The First Amendment did not prohibit government from acknowledging God or supporting religion generally. Only coercive or sectarian governmental acts that establish a particular faith or prohibit the free exercise of any faith were barred. And Jefferson’s “wall” was to keep government from interfering with that religious expression without excluding religious expression from public life.
Justice William Douglas put it well in Zorach v. Clauson (1952), in upholding a public school “released time” program: “We are a religious people whose institutions presuppose a Supreme Being. . . . When the state encourages religious instruction or cooperates with religious authorities by adjusting the schedule of public events to sectarian needs, it follows the best of our traditions. For it then respects the religious nature of our people and accommodates the public service to their spiritual needs. To hold that it may not would be to find in the Constitution a requirement that the government show a callous indifference to religious groups. That would prefer those who believe in no religion over those who do believe. . . . [W]e find no constitutional requirement which makes it necessary for government to be hostile to religion and to throw its weight against efforts to widen the effective scope of religious influence.”

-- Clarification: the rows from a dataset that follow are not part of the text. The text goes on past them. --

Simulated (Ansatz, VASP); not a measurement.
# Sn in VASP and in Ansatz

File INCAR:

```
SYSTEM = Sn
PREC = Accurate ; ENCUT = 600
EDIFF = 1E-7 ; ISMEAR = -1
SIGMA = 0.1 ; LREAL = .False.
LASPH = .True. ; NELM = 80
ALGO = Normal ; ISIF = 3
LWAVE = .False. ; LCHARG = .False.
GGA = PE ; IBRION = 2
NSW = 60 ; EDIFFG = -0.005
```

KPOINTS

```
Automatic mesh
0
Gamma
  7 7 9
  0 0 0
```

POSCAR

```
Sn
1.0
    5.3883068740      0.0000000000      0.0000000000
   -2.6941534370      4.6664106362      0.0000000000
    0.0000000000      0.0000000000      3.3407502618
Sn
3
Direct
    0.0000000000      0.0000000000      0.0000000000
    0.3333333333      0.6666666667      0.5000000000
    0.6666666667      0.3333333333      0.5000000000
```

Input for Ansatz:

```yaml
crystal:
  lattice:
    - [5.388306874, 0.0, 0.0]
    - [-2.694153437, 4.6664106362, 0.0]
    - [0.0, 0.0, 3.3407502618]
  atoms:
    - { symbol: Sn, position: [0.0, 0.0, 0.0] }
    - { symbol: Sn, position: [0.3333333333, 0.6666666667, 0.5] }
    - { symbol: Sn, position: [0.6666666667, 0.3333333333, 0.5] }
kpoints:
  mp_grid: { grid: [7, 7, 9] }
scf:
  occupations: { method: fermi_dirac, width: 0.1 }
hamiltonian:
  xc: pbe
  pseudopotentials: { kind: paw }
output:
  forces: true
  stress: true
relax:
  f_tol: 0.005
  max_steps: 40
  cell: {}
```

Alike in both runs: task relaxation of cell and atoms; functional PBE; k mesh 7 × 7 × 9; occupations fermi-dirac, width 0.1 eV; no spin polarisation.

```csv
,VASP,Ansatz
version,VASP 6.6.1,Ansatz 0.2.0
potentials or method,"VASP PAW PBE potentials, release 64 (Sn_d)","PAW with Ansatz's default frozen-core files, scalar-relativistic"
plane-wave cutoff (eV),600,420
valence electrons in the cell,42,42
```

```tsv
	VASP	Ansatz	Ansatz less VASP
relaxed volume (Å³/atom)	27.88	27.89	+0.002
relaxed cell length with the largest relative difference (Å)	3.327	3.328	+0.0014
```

The late Chief Justice William Rehnquist rightly asserted in dissent in Wallace v. Jaffree (1985) that the establishment clause was intended only to stop the federal government from establishing a national church or preferring one sect over another, and certainly not to require governmental neutrality between religion and “irreligion.”
The leading legal commentators of the nineteenth century did not doubt this.
Thomas Cooley, in Constitutional Limitations, stated that recognition of God and general support for religion were governmental prerogatives: “[T]he American constitutions contain no provisions which prohibit the authorities from such solemn recognition of a superintending Providence in public transactions and exercises as the general religious sentiment of mankind inspires. . . . Whatever may be the shades of religious belief, all must acknowledge the fitness of recognizing in important human affairs the superintending care and control of the Great Governor of the Universe, and of acknowledging with thanksgiving his boundless favors, or bowing in contrition when visited with the penalties of his broken laws.”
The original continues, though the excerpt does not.